Picking up a career in perfect stride
Published 5:00 am Monday, March 9, 2009
- Apolo Anton Ohno at the Utah Olympic Oval in Kearns, Utah, on Feb. 19, 2009. He will compete this weekend at the world championships in Vienna.
KEARNS, Utah — The race took place more than three years ago and lasted less than 42 seconds, but Apolo Anton Ohno remembers every detail. As he watched the replay last month at the practice rink here, he surged with the same euphoria, leaning on each turn, fist pumping at the finish.
After Ohno won gold in that race, the 500-meter short-track speedskating final at the Turin Games in Italy, he appeared on a Wheaties cereal box, signed with a Hollywood talent agency, and ruled the television show “Dancing With the Stars.”
The blossoming entertainment career led Ohno and his father, Yuki, to consider the transition out of skating. By then, Ohno had won almost every race an elite skater could enter and had collected two golds and a total of five Olympic medals.
But the race lingered, always, even as Ohno waltzed and tangoed his way into American living rooms. Rarely a day passed when he did not remember that feeling, addictive as any drug.
Eventually, it prompted his return to skating, to the world championships this weekend in Vienna and, if the plan holds, to the Vancouver Olympics in 11 months.
Because for those precious seconds, Ohno was not solid, or good, or great, or even spectacular.
He was perfect.
His coach’s screams echoed in his ears after Ohno drew the spot he wanted, the No. 1 inside lane, in a 4 1/2-lap 500-meter race in which the start is crucial.

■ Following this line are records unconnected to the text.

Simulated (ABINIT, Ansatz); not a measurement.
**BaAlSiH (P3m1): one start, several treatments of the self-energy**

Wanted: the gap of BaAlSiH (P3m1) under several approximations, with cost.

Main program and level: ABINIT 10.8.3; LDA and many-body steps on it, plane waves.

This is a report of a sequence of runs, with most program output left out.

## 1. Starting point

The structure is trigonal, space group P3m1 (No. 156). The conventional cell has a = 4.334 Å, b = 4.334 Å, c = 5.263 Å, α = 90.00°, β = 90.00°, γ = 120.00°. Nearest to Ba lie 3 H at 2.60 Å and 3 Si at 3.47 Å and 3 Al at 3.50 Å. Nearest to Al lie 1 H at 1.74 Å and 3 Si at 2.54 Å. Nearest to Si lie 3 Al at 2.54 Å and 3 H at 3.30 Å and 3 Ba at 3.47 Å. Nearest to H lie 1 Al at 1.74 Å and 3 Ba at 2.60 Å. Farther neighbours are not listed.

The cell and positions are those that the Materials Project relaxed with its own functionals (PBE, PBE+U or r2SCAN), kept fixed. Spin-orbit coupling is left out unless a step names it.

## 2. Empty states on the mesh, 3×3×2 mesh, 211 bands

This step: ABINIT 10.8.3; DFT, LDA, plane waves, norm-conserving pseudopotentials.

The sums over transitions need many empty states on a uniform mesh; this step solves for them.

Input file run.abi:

Already, the Canadian contenders Francois-Louis Tremblay and Eric Bedard had false-started.
Ohno decided to perfectly time the third start, and his legs churned at the exact moment the starting gun sounded, possibly even earlier. Yuki Ohno said it was as if his son were connected to that gun.
He darted to an early lead, but he also knew how much could still go wrong. The 500 is a pure sprint. He described it as “40 seconds of mayhem” and “five guys trying to eat you.”
Ohno spent the first half of the race building speed by finding the right path on the frozen oval — not too wide and not too tight. He quickly gained control. All the sounds, the fans and the horns in the arena, had faded into silence.
Ohno arrived in Italy with a bum ankle and a strained hamstring. As much as he tried to forget the pain, he turned in lap times so slow that he estimated he was skating at 60 percent of full health.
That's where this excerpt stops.